Archaeologists, in particular, have found considerable potential in world-system theory, but have been dissatisfied with the results (Hall and Chase-Dunn 1993). All have recognized, to some degree, that world-system theory cannot be applied wholesale to precapitalist settings. Pailes and Whitecotton (1975, 1979) were the first to modify world-system theory for use in precapitalist settings. Jane Schneider (1977) wrote one of the most insightful critiques of early world-system theory, questioning Wallerstein's emphasis on bulk to the neglect of luxury goods. Blanton and Feinman (1984) and Santley and Alexander (1992) have also made important critical statements.

Much of this work is directed not only at understanding precapitalist intersocietal interactions but also at improved understanding of social evolution. The value of a world-system perspective on social evolution bears closer discussion.

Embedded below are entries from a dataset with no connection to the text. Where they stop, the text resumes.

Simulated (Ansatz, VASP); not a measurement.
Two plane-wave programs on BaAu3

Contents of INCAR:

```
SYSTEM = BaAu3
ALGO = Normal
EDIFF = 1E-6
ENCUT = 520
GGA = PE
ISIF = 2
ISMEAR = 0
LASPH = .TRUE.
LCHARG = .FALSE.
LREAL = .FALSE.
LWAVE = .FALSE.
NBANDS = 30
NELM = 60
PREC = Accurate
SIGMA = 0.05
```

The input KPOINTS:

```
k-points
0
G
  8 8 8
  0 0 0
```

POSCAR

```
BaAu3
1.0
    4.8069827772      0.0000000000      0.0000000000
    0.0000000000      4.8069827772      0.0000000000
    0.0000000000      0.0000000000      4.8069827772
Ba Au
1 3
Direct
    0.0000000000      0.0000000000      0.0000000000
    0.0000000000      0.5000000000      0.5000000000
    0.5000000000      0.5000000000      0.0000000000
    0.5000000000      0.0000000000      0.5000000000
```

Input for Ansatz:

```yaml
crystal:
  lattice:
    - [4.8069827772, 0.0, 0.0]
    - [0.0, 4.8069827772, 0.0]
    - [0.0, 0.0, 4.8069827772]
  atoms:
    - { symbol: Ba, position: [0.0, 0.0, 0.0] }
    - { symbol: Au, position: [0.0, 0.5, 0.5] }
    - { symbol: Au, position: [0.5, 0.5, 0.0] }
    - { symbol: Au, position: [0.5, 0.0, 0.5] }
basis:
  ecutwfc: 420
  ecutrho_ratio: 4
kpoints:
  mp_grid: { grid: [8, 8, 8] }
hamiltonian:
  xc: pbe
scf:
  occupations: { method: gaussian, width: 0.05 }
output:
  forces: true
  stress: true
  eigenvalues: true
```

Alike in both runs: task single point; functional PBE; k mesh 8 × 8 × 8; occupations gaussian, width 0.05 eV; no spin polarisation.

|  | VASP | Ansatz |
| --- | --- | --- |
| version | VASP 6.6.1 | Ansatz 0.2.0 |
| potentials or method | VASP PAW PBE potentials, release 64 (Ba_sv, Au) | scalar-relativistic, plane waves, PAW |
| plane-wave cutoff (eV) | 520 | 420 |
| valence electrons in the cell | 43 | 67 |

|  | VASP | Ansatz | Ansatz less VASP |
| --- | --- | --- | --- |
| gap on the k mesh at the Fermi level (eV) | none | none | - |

The World-System Perspective and Evolution

Stephen Sanderson in chapter 10 of Social Evolutionism (1990) argued that world-system theory ought to be evolutionary, even though it often is not. He elaborates this argument in Social Transformations (1995c), using some of the recent extensions of world-systems analysis to precapitalist settings. Since he has both reviewed the debates on evolutionism and their critiques in detail I will not review that discussion here. Rather I will turn to the first topic in my abstract: that the study of evolution must include examination of the role and evolution of intergroup relations.

Put concisely the strong version of the argument is that interregional interactions have always played a crucial role in evolution. We can not explain how humans got from a situation some ten thousand years ago of order of magnitude of one hundred thousand "groups" (or what anthropologists conventionally call "bands") of around one hundred members to our current situation of around two hundred states of one hundred or more millions of members without examining carefully the roles of interregional interaction.

Let me qualify this statement in a few ways. First, the above statement is one of orders of magnitude, so one hundred thousand societies (for those not familiar with "order of magnitude as used in the physical sciences) means somewhere between thirty and three hundred thousand.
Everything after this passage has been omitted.